Spotify song history
December 2016

Spotify recently sent me their ‘2016 Wrapped’ email containing a few statistics about my listening habits in 2016, and a playlist of my 101 most played songs.

I decided to compare their statistics with those I’d gathered myself. There is an option in the Preferences menu to log (‘scrobble’) your Spotify listening history to last.fm. from where you can then download your data. I thought it would be interesting to verify my Spotify stats, and see if I could discover any other interesting insights.

Spotify recently sent me their ‘2016 Wrapped’ email containing a few statistics about my listening habits in 2016, and a playlist of my 101 most played songs.

I decided to compare their statistics with those I’d gathered myself. There is an option in the Preferences menu to log (‘scrobble’) your Spotify listening history to last.fm. from where you can then download your data. I thought it would be interesting to verify my Spotify stats, and see if I could discover any other interesting insights.

1. Notebook set-up

In [1]:
# Display plot results inline, not in a separate window
%matplotlib inline
%pylab inline

# Set the size of all figures
pylab.rcParams['figure.figsize'] = (14, 5)

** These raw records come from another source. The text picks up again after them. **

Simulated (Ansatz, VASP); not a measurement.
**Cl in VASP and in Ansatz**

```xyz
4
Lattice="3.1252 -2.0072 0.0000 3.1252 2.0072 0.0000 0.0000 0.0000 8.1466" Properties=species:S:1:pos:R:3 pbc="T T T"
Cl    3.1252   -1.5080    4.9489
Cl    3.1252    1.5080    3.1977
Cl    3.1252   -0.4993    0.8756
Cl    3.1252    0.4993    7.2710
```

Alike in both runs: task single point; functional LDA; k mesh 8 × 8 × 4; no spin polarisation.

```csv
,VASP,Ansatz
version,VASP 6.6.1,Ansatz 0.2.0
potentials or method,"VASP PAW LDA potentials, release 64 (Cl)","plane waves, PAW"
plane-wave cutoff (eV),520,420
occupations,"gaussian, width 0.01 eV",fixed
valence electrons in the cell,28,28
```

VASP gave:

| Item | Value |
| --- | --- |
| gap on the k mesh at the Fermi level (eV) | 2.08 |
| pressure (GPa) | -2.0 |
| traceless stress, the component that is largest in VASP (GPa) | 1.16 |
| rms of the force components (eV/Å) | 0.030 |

# Import pandas and a nicer plotting style
import pandas as pd
import matplotlib.pyplot as plt
plt.style.use = 'default'
Populating the interactive namespace from numpy and matplotlib
In [2]:
# Make the dataframes look a bit prettier
from IPython.core.display import HTML
css = open('style-table.css').read() + open('style-notebook.css').read()
HTML('<style>{}</style>'.format(css))

# Print output to 2 decimal places only
#pd.options.display.float_format = '{:,.2f}'.format # Just works for this cell only

# This sets behaviour for entire notebook
%precision %.2f
Out[2]:
'%.2f'

2. Load and explore the data

In [3]:
# Load in the data from the .csv file I downloaded
column_names = ['Artist', 'Album', 'Name', 'd_t']

# Choose the column names
df = pd.read_csv('listening_history.csv', index_col=None, names = column_names, encoding='utf-8', header=None) 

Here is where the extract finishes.